Tuesday, November 11, 2003

WAR ON TERROR

Guardian: Dreamers & Idiots By George Monbiot
Britain And The US Did Everything To Avoid A Peaceful Solution In Iraq And Afghanistan

Those who would take us to war must first shut down the public imagination. They must convince us that there is no other means of preventing invasion, or conquering terrorism, or even defending human rights. When information is scarce, imagination is easy to control. As intelligence gathering and diplomacy are conducted in secret, we seldom discover - until it is too late - how plausible the alternatives may be.

Over the four months before the coalition forces invaded Iraq, Saddam's government made a series of increasingly desperate offers to the United States. In December, the Iraqi intelligence services approached Vincent Cannistraro, the CIA's former head of counter-terrorism, with an offer to prove that Iraq was not linked to the September 11 attacks, and to permit several thousand US troops to enter the country to look for weapons of mass destruction. If the object was regime change, then Saddam, the agents claimed, was prepared to submit himself to internationally monitored elections within two years. According to Mr Cannistraro, these proposals reached the White House, but were "turned down by the president and vice-president".

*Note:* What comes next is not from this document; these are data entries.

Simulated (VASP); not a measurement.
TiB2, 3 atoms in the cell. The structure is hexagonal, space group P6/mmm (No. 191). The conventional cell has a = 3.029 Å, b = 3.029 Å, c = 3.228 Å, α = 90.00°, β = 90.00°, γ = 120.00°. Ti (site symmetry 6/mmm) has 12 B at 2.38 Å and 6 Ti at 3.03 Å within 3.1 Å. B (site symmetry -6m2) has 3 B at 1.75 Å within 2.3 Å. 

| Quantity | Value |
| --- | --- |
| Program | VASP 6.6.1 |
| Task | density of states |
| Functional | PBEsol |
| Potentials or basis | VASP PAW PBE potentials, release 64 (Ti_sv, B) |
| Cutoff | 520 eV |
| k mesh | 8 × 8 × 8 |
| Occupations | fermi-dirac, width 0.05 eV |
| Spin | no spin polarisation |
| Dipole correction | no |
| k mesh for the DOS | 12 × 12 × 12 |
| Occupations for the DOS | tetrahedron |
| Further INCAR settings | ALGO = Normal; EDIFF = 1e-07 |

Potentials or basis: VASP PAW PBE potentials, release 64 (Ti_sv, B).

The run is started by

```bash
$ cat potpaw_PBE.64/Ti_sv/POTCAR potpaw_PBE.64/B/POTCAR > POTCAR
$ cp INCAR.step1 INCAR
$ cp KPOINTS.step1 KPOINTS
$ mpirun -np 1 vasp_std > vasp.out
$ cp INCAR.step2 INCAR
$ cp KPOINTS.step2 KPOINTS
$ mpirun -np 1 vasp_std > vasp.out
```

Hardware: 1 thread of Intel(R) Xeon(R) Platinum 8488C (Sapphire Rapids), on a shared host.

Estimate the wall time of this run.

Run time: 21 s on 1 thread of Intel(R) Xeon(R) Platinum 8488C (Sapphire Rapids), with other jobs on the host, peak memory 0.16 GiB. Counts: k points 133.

By February, Saddam's negotiators were offering almost everything the US government could wish for: free access to the FBI to look for weapons of mass destruction wherever it wanted, support for the US position on Israel and Palestine, even rights over Iraq's oil. Among the people they contacted was Richard Perle, the security adviser who for years had been urging a war with Iraq. He passed their offers to the CIA. Last week he told the New York Times that the CIA had replied: "Tell them that we will see them in Baghdad".